STAND-TO! Edition: Tuesday March 25, 2014

Today's Focus:

Reserve Component Mobilization Operations

What is it?

Clearly defined mobilization operations for Mission Force Pool, comprised of mostly active component forces, and Rotational Force Pool - Deploying (RFP-D) units, includes reserve component (RC) forces, are established to ensure a consistent, efficient and unified mobilization process for all deploying Army forces. Mobilization actions begin with the unit notification of sourcing (NOS) and continue until forces board transportation to the theater of operations. First Army is U.S. Army Forces Command (FORSCOM)'s executing agent for the mobilization, training and deployment of RC RFP-D forces.

What has the Army done?

Beginning in 2006, the Army integrated the RC RFP-D pre- and post-mobilization training to meet the 12-month mobilization and the nine month boots-on-the-ground deployment policies. Prior to NOS (18-24 months before the mobilization date), RC units focus training on mission essential task lists.

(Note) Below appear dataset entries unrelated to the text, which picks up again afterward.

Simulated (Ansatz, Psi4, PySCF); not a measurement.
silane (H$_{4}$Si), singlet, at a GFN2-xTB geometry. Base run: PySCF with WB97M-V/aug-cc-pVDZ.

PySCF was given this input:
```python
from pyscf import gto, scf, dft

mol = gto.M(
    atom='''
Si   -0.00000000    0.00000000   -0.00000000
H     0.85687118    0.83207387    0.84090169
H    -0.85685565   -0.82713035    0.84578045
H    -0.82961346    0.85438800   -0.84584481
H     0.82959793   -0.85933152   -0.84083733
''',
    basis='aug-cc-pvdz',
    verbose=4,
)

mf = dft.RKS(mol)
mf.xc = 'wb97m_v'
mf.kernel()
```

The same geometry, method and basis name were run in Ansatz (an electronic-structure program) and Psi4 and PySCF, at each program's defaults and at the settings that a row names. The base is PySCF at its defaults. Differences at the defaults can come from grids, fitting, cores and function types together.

After NOS occurs, First Army training focuses on combatant command (COCOM) requirements for a specific mission including pre-mobilization training (individual, MOS and branch specific training) and post-mobilization training (higher level collective training and unit proficiencies).

RC units attend a joint assessment to confirm training requirements, resource equipment, coordinate with deployment enablers and develop a unit training plan (UTP) to synchronize the entire mobilization process. The UTP, manning, event, milestone and equipping plans form the unit's Deployment Readiness Plan (DRP).

What continued efforts does the Army have planned for the future?

First Army works closely with RC forces providing planning assistance for development of unit training and mobilization plans then executes RC RFP-D post-mobilization plans at four mobilization force generation installations located throughout the United States. Based on Army requirements, First Army has the capability to scale mobilization operations at the MFGIs to provide effective and efficient training support allowing RC forces to achieve and sustain deployment readiness. In Fiscal Year (FY) 2013, First Army mobilized more than 35,000 RC personnel and is on track to mobilize more than 23,000 in FY 2014.

Why is this important to the Army?

Trained and ready RC RFP-D forces are required to support current, future and enduring missions. A detailed and adaptable RC mobilization process that focuses the correct training manpower, equipment and resources through synchronized DRPs is critical to the success of deploying units and the COCOMs they support. Since 9/11, First Army has executed 'battle-tested' RC training and mobilization operations resulting in successful deployment support of more than 465,000 specific unit requirements and more than 1.2 million RC and sister service personnel.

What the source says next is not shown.